Much ink has been spilled on end of the Tropicana, as if it had been imbued with gamblers’ ancestral spirits that could be summoned to speak to the time when it was skimmed by the nightclub manager and mafioso Joe Agosto for the benefit of the Kansas City mob, or when Louis Armstrong and Benny Goodman played residencies.

To others, it recalled an ageing Sean Connery, in his sixth turn as James Bond in Diamonds are Forever, meeting with doubles of his arch-enemy Blofeld atop the hotel. It was also the setting for a series of suggestive jokes about Bond’s assistant Plenty O’ Toole and a swimming pool fight with a pair of butch assassins, Bambi and Thumper.

The Tropicana in 1958. Photograph: Hy Peskin/Getty Images

Others recalled Showgirls, the not-quite cult 1995 Joe Eszterhas bomb, that was loosely based on the pink-themed Parisian feathered-showgirl cabaret import Folies Bergère, which ran for half a century at the Tropicana.

The Folies Bergère magician Lance Burton once recalled that during a Siegfried and Roy show a cheetah escaped into the orchestra pit, sending the musicians diving for cover. “And Siegfried said to the piano player, ‘Keep playing – he likes the music.’”

Then there is Elvis Presley – the singer played more than 600 shows in Vegas. “There was an old line that when Elvis played the Westgate, originally the International and then the Hilton, it was a great deal for the hotel because [his manager] Tom Parker lost most of what they paid Elvis back at the crap tables,” says Michael Green, a professor at the University of Nevada, Las Vegas, and city historian.

The site of the 1,500-room Tropicana – dubbed the “Tiffany of the strip” when it opened in 1957 – on Las Vegas Boulevard will be repurposed for a 33,000-seat, $1.5bn stadium housing the Oakland Athletics baseball team, set to open in four years. By the time the hotel closed on 2 April after 67 years, it was already significantly past its prime.

It had declared bankruptcy in 2008 and been sold several times, lastly for just $308m to Bally’s in 2022. “The Trop is obviously iconic, but it is, really, in a lot of ways, economically obsolete, the Bally’s chairman, Soo Kim, told the New York Times last year. “It literally is part of the glitz and glamor of Vegas, but it hasn’t been that for decades.”

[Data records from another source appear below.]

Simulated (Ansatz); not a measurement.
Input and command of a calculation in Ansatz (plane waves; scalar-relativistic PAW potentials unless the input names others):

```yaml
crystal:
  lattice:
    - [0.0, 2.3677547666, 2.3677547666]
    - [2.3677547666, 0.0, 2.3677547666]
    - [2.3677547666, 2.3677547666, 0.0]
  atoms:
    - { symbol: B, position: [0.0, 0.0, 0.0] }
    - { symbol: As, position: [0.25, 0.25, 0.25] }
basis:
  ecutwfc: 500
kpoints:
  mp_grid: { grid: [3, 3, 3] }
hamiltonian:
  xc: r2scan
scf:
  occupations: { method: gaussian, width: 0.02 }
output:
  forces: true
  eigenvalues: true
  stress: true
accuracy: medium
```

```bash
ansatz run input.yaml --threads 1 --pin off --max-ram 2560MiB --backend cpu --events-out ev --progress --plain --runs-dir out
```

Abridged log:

Elizabeth Taylor watches her fiance Eddie Fisher as he performs at the Tropicana in in August 1959. Photograph: John Bryson/Getty Images

After it was announced that the Tropicana was closing Vegas historians noted that most people do not come to the Strip expecting history, and even if they did it would not mean they wanted to experience as it was. Las Vegas is not positioned for nostalgia, and never has been, except perhaps as a sideline interest.

“In the days when the mob ran most of the casinos, most people thought of going to Las Vegas as a questionable act because of what they themselves might do there,” says Green. “Today, those acts are not questionable for the most part, but they come for a sign that the mob is still here.”

Looking for signs of history, then, is different from wanting to want to experience it. Vegas, says Green, never had a monopoly on questionable behavior, as the marketing tagline “what happens in Vegas, stays in Vegas” suggested, “but you could do it legally here”.

“The idea was that you could live in middle America and you wouldn’t necessarily want people to know that you had gone to this American Sodom – except that one of the big things was [people] sending photos back to their hometown paper accepting jackpots,” he says, outlining a deeply neurotic relationship between sin and virtue. Vegas is also the city that made watching nuclear tests a tourist attraction.

Bad behavior doesn’t necessarily remain in Vegas, as Prince Harry discovered in 2012 when compromising “lost weekend” photos were published (last month a former dominatrix and model, Carrie Royale, threatened to put more pictures on her OnlyFans page), or when the notorious morality tsar William Bennett was found to have large gambling debts.

People walk through the casino floor at the Tropicana on 29 March 2024. Photograph: John Locher/AP

Over the years, the Tropicana tried to evolve with Las Vegas. It went from Sin City glamor to family-friendly destination with giant buffet stations, a water park, flamingoes and a talking parrot to high-end, high-spending destination for lobster, champagne and big-name concerts (Adele, Lady Gaga, U2) and major sporting events. Last year, Vegas held its first F1 world championship race, in addition to having an NFL and NBA franchise.

The means of attraction may have shifted from the Tropicana’s showgirls and the talking parrot, but Vegas’s business focus remains solidly on gambling. In January, Nevada’s gaming control board said casinos statewide collected $15.5bn in gaming revenue in 2023, a 4.6% increase over 2022. Strip casinos reported a record $8.9bn in revenue – a 7.4% increase over 2022.

The late art critic Dave Hickey, a long term Vegas resident and enthusiast, asked if visitors were “being trained to worry about Vegas at the Fun-Police Academy or is it, perhaps, a self-selecting vocation?”

A sign outside the Tropicana on 29 March 2024. Photograph: David Becker/Getty Images

“If you take no pleasure in risking something of value on the chance of something more still, Vegas will be totally opaque to you so you should probably stay home,” he wrote in Frieze at the turn of the millennium, 22 years after Las Vegas lost its national monopoly on betting.

“Don’t come out here to Vegas and whine to me about global warming, existential despair, creeping totalitarianism, and proliferating late capitalism. I see the same world you do, so if you want to swim in this pond, take your measure, quote me some odds, pull out your bankroll and let’s fucking bet.”

When the Tropicana comes down in an coordinated series of explosions in October, it will be neither tragic or surprising, but a sign of Vegas’s continuing evolution, says Green.

“It’s a sign of how Las Vegas tries to reach and cater to customers, and that in turn is a sign of how much the country has changed. The idea of tearing something down is not new. Las Vegas rebrands itself now and then but does not necessarily change a lot about itself.”